Disarm people with seduction and flattery
Whether they’re working for you, or you’re working for them, people continually seek approval for their actions — so they respond very well to affection.
And if you keep giving it to them, they’ll eventually crave it from you. From Isaacson’s biography (emphasis ours):
“Jobs could seduce and charm people at will, and he liked to do so. People such as (former Apple CEOs) Amelio and Sculley allowed themselves to believe that because Jobs was charming them, it meant that he liked and respected them. It was an impression that he sometimes fostered by dishing out insincere flattery to those hungry for it. But Jobs could be charming to people he hated just as easily as he could be insulting to people he liked.“
Claim all the good ideas are yours — and if you’re reversing your position, get behind the new idea with full force. Memories of the past can be easily manipulated
Steve Jobs wasn’t right all the time, but he was a master at convincing people he was. So how did he do it? He stood firmly in one position, and if your position was actually better than his, he wouldn’t just acknowledge it: He’d adopt your position as his own, which would throw you off balance.
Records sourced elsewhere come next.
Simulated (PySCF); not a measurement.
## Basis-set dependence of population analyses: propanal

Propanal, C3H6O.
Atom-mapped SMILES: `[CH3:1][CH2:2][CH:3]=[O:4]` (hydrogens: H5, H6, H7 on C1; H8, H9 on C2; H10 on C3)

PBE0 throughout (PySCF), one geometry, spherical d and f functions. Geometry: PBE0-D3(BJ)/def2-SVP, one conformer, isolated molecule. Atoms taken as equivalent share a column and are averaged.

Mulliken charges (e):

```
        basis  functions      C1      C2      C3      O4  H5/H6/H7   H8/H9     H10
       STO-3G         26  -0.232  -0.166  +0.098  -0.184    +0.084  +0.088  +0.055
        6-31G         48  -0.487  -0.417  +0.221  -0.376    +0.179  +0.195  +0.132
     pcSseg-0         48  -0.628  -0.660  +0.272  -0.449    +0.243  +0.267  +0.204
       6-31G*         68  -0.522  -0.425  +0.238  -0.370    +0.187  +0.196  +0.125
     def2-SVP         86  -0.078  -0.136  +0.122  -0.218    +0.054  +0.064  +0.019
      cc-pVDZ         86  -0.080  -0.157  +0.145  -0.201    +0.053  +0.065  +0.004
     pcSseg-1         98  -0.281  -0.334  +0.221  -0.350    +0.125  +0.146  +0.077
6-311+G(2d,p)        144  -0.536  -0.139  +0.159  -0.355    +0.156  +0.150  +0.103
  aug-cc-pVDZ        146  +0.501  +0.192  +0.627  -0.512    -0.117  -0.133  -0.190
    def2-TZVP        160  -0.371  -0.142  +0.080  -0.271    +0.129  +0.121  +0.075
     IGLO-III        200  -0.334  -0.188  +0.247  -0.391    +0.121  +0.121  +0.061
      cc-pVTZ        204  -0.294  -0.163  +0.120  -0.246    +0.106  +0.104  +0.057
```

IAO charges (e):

Bud Tribble, a former Mac engineer, had this to say in Jobs’ biography (emphasis ours):
“Just because he tells you something that is awful or great, it doesn’t necessarily mean he’ll feel that way tomorrow. If you tell him a new idea, he’ll usually tell you that he thinks it’s stupid. But then, if he actually likes it, exactly one week later, he’ll come back to you and propose your idea to you, as if he thought of it.“
An example: When Apple decided to open retail stores for its products, Jobs’ retail SVP Ron Johnson came up with the idea of a “Genius Bar,” which would be staffed “with the smartest Mac people.” At first, Jobs called the idea crazy. “You can’t call them geniuses. They’re geeks,” he said. “They don’t have the people skills to deliver on something called the genius bar.” The next day, Apple’s general counsel was told to trademark the name “Genius Bar.”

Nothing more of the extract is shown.